By Frank Cummings, CEO of AML Partners, LLC
What is a Risk-based Approach and What Does It Mean?
That simple question elicits a thousand different answers—most of which are wrong. A lot of AML people throw around terms like “risk-based approach,” “tone from the top,” “our BSA/AML matrix,” “OFAC assessment” (specific to the US), “enterprise risk assessment” and “customer risk assessment.” Then they toss in “customer onboarding,” “ongoing due diligence,” “transaction monitoring,” “sanction screening,” and “314a requests” (again US only), and they tell you that’s all there is to a risk-based approach. Oh, and by the way, the examiners will love you—and your program.
But that couldn’t be further from the truth.
In fact, in and of itself that popular AML vocabulary list is nothing more than a disconnected string of isolated processes—and that is where major AML problems arise. Most financial institutions conduct these processes as independent tasks, and then they check the box and call it good. After the examiners come and go, you find yourself in the GM’s office trying to explain the Memo of Understanding you just received because, according to examiners, you have not implemented a “Risk-based Approach.” Sound familiar?
A true “Risk-based Approach” (RBA) is actually a process in and of itself. The RBA is a process that consists of all of the above procedures, where one or more of the procedures feeds as input into the next. This interconnectedness—this fully intentional linking of the results of one procedure into the construction of the next procedure—is the imperative piece that is missing in many BSA/AML “Internal Controls” programs.
Let me give you an example. As a consultant conducting an independent review of your transaction monitoring system, the first thing I would ask for is your enterprise risk assessment and a list of the behaviors you have chosen to monitor. In my experience, I can expect one of two responses: A) A blank stare accompanied by the “What do you need that for?” question, or B) “Sure, let me show you in my risk assessment where the risk is discovered that I am mitigating with the behaviors for which I am monitoring.”
If you immediately recognize Choice B as central to a true risk-based approach, the remainder of this article will be a validation of what you are already doing. If you are among the many who might recognize themselves in Choice A, this article will provide some professional advice on a process that you might find helpful.

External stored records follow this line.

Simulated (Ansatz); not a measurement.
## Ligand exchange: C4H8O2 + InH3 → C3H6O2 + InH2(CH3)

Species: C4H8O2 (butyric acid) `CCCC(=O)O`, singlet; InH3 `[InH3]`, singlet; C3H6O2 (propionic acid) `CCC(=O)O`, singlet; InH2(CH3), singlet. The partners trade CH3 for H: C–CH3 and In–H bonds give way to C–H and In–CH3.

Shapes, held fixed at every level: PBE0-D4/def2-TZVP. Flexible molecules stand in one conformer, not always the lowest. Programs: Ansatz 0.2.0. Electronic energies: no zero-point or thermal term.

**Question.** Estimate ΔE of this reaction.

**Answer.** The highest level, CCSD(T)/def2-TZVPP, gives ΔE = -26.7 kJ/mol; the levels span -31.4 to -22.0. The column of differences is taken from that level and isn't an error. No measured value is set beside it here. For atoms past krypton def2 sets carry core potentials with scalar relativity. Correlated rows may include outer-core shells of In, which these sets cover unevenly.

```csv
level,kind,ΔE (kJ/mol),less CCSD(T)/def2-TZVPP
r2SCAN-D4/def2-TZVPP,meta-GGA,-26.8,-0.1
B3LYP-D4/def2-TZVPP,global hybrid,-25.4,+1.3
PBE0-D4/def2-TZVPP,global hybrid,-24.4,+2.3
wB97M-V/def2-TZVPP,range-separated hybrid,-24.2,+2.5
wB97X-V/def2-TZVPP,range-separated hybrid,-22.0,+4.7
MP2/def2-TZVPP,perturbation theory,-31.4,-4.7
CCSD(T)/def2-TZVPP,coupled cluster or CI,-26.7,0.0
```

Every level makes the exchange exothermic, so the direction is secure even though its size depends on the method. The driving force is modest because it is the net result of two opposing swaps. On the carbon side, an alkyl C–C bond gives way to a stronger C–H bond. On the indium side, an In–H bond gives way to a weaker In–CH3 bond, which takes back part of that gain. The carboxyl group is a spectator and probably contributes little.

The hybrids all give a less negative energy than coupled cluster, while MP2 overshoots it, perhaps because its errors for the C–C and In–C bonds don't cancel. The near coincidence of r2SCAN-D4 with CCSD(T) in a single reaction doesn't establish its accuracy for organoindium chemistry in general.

An Overview of the Components of a True Risk-based Approach
The following describes the components/procedures in the process that is a risk-based approach. Note that each component in the process feeds into other elements in this integrally connected process.
1. Tone from the Top
“Tone from the Top” is a catchphrase that describes in simplest terms the culture—including the risk culture—that has been establish by your leadership team. It is the cornerstone on which your institution’s day-to-day operations are built. The tone from the top carries both explicit and implicit messages regarding culture, regarding what is expected from you in your personal performance. In an effective risk-based approach to risk mitigation, this message must be clear, it must be concise, and it must be demanding. It also must be stated—and lived—in such a way that there is no wiggle room for an employee to think, for example, that it is okay to remove information from a wire that would be caught in a sanction filter. Simply put, in a risk-based approach the tone from the top should be clear: “Follow the laws, follow the rules, and understand the expectation of your examiners in the development and implementation of your operating process and procedures, not just the documentation of BSA/AML program.”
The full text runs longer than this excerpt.